June 25th, 2019
Ireland should replace peat with US Liquified Natural Gas (LNG) in its fuel transition, a senior Trump energy official has said.
The US under-secretary for Energy Mark Menezes made the remark at a media brifing at Dublin Castle yesterday while attending the International Energy Agency’s Global Conference on Energy Efficiency.
“You have peat that you continue to use for electricity generation. That’s not good for the environment,” Mr Menezes said.
“I would suggest look to bring in US LNG to replace your peat, and if you want to minimize your coal use, that is a quick way right there,” he added.
Mr Menezes controversially referred to natural gas as “freedom gas”, in a news release from the Department of Energy last month in reference to the Freeport LNG terminal off the Texan coast.
“Increasing export capacity from the Freeport LNG project is critical to spreading freedom gas throughout the world by giving America’s allies a diverse and affordable source of clean energy,” he said in the release.
US LNG, Mr Menezes also noted on Monday, is “a great opportunity” that would allow for continued growth “in prosperity.”
In response to a question on Oil Change International’s recent report on the inviability of gas as a “bridge fuel”, Mr Menezes said that in increasing the use of renewable energy, “natural gas makes perfect sense”, adding that the “combined cycle units are very efficient.”
The report issued last month found gas to be a dirty, expensive and unnecessary fuel, one that would serve as a “bridge to climate disaster.”
The authors found that the idea of gas as a bridge fuel is founded on the false assertion that natural gas is the only affordable fuel that can replace coal on a large scale in the short to medium term.
Mr Menezes also referred to potential operations such as the Shannon LNG terminal off the coast of Kerry as another “a great opportunity” as it provides “another option to bring in cleaner-burning fuel sources to help move away from your higher-emitting sources.”
The €500 million gas terminal has been on hiatus for the past decade since planning permission was first granted in March 2008.
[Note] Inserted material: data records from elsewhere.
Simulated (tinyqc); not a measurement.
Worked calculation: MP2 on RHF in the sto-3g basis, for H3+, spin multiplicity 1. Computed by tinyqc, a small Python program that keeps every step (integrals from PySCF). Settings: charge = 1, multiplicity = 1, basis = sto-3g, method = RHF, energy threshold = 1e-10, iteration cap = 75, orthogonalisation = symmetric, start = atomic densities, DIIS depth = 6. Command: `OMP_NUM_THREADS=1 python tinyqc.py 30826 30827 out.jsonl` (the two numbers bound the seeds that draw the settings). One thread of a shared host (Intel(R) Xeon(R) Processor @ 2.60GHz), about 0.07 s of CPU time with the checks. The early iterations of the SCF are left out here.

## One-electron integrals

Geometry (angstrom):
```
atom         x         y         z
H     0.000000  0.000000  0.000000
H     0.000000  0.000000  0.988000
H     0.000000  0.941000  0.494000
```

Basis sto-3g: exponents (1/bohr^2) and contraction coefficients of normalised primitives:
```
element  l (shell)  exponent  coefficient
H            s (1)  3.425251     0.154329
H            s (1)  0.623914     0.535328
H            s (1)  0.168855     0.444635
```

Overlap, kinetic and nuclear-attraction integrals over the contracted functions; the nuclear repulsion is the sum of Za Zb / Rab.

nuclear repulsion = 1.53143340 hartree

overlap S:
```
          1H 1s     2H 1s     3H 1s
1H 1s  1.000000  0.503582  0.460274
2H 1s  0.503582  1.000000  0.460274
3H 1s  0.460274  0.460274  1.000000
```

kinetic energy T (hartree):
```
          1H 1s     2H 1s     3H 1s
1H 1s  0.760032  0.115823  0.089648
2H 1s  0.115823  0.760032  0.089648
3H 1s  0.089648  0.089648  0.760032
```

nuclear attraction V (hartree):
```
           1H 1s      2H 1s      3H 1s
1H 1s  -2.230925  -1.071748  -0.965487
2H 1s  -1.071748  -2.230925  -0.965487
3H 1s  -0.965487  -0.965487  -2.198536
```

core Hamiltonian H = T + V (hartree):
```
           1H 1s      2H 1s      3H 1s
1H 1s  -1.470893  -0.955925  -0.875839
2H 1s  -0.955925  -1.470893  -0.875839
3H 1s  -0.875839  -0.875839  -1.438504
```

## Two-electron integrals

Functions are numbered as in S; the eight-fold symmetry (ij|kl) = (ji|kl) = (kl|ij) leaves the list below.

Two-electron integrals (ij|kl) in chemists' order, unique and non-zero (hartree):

Friends of the Irish Environment brought forward a case against the terminal over An Bord Pleanala’s decision to extend the original 10-year planning permission, and most recently, the case was referred to Europe by the High Court in February.
When asked about the repercussions if the Climate Emergency Measures Bill was to become law, Mr Menezes observed that “it would just make the people of Ireland dependent even more on other countries for their energy supply”.
If passed, the Bill would amend the Petroleum and Other Minerals Development Act to limit the issuing of new licences for the exploration of fossil fuels.
The Bill was slated to proceed to Committee Stage earlier this month but has stalled following a letter sent by Minister for Natural Resources Sean Canney to Bill author to Brid Smith TD that stated the Bill now requires a money message.
A money message is essentially a State recommendation signed by the Taoiseach approvin of legislation that will cost the State money as per Article 17.2 of the Constitution. Unless approval is received, the Bill will not progress to Committee Stage.